Table 1 Land use variation in Brazil, (1970–2006 Thousands hectares)

The simultaneous increase in areas of crops and pasture is possible, of course, due to the increased total area available for agriculture, caused by the expansion of the agriculture frontier through deforestation. We underline the enormous availability of pasture areas in Brazil. Area under planted pasture represents 61% of total area under production, and the land use change between pasture and crops is traditionally important for agricultural expansion.

In spite of the increase in land used for agriculture and livestock, the rate of deforestation has been reduced considerably in the recent period. Figure 4 shows that the rate of deforestation fell markedly from 27,772 square kilometers (2.77 Mha) in 2004 to 5843 square kilometers (0.58 Mha) in 2013 (IBGE/PRODES).Footnote 4 The deforestation values in Fig. 4 refer to the Legal Amazon, an administrative region that includes nine out of the 26 Brazilian states (Rondônia, Acre, Amazonas, Roraima, Pará, Amapa, Tocantins, Maranhão and Mato Grosso). The agricultural frontier, however, is mainly located in Mato Grosso, Rondônia, and Pará, the states on the so-called “Arch of deforestation”.

Fig. 4
figure 4

Source PRODES (INPE) and Pesquisa Agrícola Municipal (IBGE)

Deforestation in Legal Amazon and annual crops area evolution (total) 1991–2013.

As seen before, however, the incorporation of new areas and the agricultural expansion do not match exactly in geographical terms, giving birth to the ILUC problem. How much of the agricultural frontier expansion in North and Center-west, for example, is caused by the sugarcane expansion in Southeast Brazil? Furthermore, if one goes deeper into details and looks inside the crops aggregate, how does the sugarcane expansion affects the supply of other types of agricultural products? As showed by Rudorff et al. (2010) using satellite imagery, for example, almost all the land use change for sugarcane expansion of crop year 2008/2009 occurred on pasture and annual crop land. The modeling approach used to analyze these issues is presented next.

3 Methodology

The methodological description is based on Ferreira Filho and Horridge (2014).

A multi-period computable general equilibrium model of Brazil, based on previous work by Ferreira Filho and Horridge (2014), is used to analyze the ILUC effects of projected sugarcane expansion. The model includes annual recursive dynamics and a detailed bottom-up regional representation, which for the simulations reported here distinguished 15 aggregated Brazilian regions. It also has 38 sectors, 10 household types, 10 labor grades, and a land use change (LUC) model which tracks land use in each state, to be described below. The core database is based on the 2005 Brazilian Input–Output model, as presented in Ferreira Filho (2010).

The model’s recursive dynamics consist basically of three mechanisms:

  • a stock-flow relation between investment and capital stock, which assumes a 1 year gestation lag;

  • a positive relation between investment and the rate of profit; and

  • a relation between wage growth and regional labor supply.

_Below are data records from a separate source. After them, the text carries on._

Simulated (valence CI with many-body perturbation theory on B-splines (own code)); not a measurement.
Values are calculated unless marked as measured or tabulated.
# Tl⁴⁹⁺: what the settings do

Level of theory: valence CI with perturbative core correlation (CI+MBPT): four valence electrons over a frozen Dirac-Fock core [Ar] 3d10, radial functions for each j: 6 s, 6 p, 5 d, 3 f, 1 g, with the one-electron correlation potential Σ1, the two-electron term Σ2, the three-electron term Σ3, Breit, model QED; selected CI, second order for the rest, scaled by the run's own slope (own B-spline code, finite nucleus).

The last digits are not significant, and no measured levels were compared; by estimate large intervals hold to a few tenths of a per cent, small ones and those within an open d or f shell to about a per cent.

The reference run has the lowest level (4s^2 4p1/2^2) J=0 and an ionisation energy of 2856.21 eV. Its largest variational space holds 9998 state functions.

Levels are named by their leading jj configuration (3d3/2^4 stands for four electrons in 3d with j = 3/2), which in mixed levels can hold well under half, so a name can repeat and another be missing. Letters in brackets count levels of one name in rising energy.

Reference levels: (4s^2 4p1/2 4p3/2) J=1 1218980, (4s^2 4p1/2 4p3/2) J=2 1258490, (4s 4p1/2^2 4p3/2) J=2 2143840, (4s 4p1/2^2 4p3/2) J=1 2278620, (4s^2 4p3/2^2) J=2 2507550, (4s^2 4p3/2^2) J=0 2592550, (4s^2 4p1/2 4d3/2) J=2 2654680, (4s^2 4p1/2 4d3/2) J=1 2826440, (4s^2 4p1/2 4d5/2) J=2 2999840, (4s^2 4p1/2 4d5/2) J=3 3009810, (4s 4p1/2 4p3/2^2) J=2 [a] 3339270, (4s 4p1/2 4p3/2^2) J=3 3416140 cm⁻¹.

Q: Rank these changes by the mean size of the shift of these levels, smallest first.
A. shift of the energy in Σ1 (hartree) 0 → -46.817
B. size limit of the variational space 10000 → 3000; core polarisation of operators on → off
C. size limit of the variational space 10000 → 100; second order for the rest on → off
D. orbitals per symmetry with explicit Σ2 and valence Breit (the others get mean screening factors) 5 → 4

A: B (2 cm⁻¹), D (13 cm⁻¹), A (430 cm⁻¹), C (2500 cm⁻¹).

With these three mechanisms it is possible to construct a plausible base forecast for the future, as well as a policy forecast—because policy instruments shock variables to different values from the base (e.g., the ethanol expansion scenarios). This difference can be interpreted as the effect of the policy change. The model is run with the aid of RunDynam, a program to solve recursive-dynamic CGE models.

3.1 Modeling Regional Land Use

Increased production of biofuels may arise from technical progress, or using more inputs, such as capital, labor, or land. The last of these, land, is in restricted supply. In order to analyze the importance of an expansion of ethanol production in Brazil, land use has to be explicitly modeled, as described in this section.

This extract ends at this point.